![]() History professor at Harvard University |
Staff Reporter
The year 2009 will be a landmark for Korea, as well as the world, as it's expected to be a critical turning point when the balance of global power shifts to the East from the West.
In recent years, U.S. hegemony has been gradually eclipsed by the rise of China, and in the aftermath of the Wall Street crisis last year, the Pax Americana political world and economy is being slowly shifted to a Pax Sinica system.
For Niall Ferguson, a world-renowned history professor at Harvard University, the era of Pax Sinica is not a matter of choice, but a matter of time and destiny. He stressed that during the course of power transition, South Korea should play a broker's role between the two superpowers for survival.
``South Korea is in a strong position to act as a bridge between the U.S. and China. For historical reasons, it can do so much more easily than Japan,'' Ferguson said in an interview with The Korea Times.
``There is still huge animosity against Japan in China, whereas Korea was also a victim of Japanese imperialism,'' he added. ``The big issue for South Korea must be ensuring that the reunification of Korea has China's blessing, just as the Germans sought Russia's blessing for reunification in 1989-1991.''
Ferguson, who coined the term Chimerica, a fictional combination of China and America, said that the U.S. credit crisis will advance the era of Pax Sinca.
``How early China will dominate the global economy depends on how quickly the U.S. recovers from the economic consequences of the financial crisis and on how successfully China copes with the social consequences,'' he said.
``If U.S. growth slows to around one percent over the next five years and China maintains over six percent, then there's no question that China overtakes the U.S. even sooner than Goldman Sachs has projected,'' he added.
According to a Goldman Sachs report in 2001, China was projected to overtake the U.S. in gross domestic product (GDP) in 2040. Its latest projection released in July, however, has brought the projection forward to 2027.
He pointed out that this (global power shift) will mark the end of an era in which the rules of the global economy were essentially set by a democracy committed to free trade and capital movement.
``From now on the rules will have to be made in partnership with a non-democracy that likes to bend the rules on trade and maintains capital controls,'' he said.

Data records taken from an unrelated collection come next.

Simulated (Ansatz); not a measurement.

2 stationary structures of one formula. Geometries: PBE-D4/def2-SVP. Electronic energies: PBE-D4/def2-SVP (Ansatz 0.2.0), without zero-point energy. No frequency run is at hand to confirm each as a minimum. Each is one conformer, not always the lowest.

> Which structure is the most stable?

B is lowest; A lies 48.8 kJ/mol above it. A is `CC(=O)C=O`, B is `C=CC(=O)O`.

Ferguson said in September that with China decoupled from the U.S. ― relying less on exports to America and caring less about the yuan's peg to the dollar, the end of Chimerica seems nigh, suggesting that an era when China will dominate the world order is around the corner.
Niall Ferguson is a professor at Harvard University and Harvard Business School, a fellow of Jesus College, Oxford, and a senior fellow of the The Hoover Institution on War, Revolution and Peace, Stanford.